Monday, August 14, 2006

Stanford - Trip to San Francisco Day 3



As part of our vacation, my wife and I were planning to see Stanford and Berkeley (yes, we're geeks - deal with it). We jumped on the CalTrain, to Palo Alto. Got to Stanford just in time for our tour at 11am. We learned that it is the biggest campus in the country (and the second biggest in the world behind the University of Moscow) at 8180 acres.

One of the things our tour guide discussed was the houses on campus. Many are the usual communal homes, Greek housing or dormitory setups you would expect. However, some of them have their own chefs. His own house apparently has a chef who turned down a job at a four-star restaurant to remain at Stanford. Must be nice. No wonder college tuition is through the roof!

Another interesting story that our tour guide told us concerned the physics department. A physics professor whose office was on on the first floor of the building won the Nobel Prize in 1996 (Douglas Osheroff, who shared the prize with Lee & Richardson at Cornell for the discovery of superfluidity in helium-3). A physics professor on the second floor won the Nobel Prize in 1997 (Steven Chu, who shared the prize with Cohen-Tannoudji and Phillips). A professor of physics and applied physics whose office was on the third floor won the Nobel Prize in 1998 (Robert Laughlin, who shared the prize with Störmer and Tsui for explaining the fractional quantum Hall effect). I assume at that point, the physics department started lobbying furiously for the addition of a fourth floor to their building ... alas, the 1999 prize went to tHooft and Veltman of the Netherlands.

Stanford claims 16 Nobel Laureates on their faculty, but this is a gross exaggeration because their definition is way too liberal. If you exclude fellows at the Hoover Institution (which is not in any way affiliated with teaching at Stanford) and emeriti faculty (who are retired), they really have only three Laureates. Interestingly, they are all in physics (Osheroff, Laughlin, and Richard Taylor, a professor at the Stanford Linear Accelerator Center who shared the 1990 Nobel Prize in Physics for investigations concerning deep inelastic scattering of electrons on protons and bound neutrons). Chu is at Berkeley now.

The first PC to run Google is on display in one of their computer science buildings. They have twin buildings donated by the estates of Mr. Hewlett and Mr. Packard, the HP founders. Not to be outdone, Microsoft has recently made a large donation to the computer science department.

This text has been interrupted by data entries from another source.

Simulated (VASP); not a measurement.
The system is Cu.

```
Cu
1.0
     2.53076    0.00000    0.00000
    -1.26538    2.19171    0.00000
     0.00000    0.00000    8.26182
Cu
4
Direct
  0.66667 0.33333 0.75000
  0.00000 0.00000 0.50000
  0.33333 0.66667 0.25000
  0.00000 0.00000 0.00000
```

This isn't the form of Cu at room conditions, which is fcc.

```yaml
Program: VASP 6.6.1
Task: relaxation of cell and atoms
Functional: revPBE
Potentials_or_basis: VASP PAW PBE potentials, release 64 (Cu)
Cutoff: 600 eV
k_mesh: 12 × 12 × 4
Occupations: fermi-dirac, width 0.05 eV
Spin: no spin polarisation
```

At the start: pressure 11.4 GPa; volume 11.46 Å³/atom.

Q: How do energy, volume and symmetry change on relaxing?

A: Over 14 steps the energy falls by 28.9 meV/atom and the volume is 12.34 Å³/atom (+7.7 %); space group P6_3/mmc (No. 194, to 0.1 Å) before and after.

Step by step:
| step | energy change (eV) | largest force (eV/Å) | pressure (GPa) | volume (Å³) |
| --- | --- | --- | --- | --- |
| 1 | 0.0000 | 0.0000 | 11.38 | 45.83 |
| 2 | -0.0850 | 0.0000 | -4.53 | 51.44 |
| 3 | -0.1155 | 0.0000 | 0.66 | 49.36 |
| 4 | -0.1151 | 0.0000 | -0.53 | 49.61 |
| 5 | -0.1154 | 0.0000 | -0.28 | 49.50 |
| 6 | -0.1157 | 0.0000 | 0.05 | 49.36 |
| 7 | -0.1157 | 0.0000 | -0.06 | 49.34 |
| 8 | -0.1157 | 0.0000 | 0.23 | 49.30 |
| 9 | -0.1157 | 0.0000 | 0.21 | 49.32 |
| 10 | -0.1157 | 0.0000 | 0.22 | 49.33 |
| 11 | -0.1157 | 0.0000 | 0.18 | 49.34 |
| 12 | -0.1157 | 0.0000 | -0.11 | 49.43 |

We toured the Hoover Institution (no, there's no access to Thomas Sowell's office) and went up to the top of the tower, for a fantastic view of the campus and the city of Palo Alto.



We left campus and went into town, where we had lunch at Pluto's. (By the way, isn't it a shame about Pluto's downgrade to "dwarf planet" status?)

We got back to San Francisco and had dinner at Sears Fine Foods. Dinner was good, and for dessert we had their "world famous" pancakes.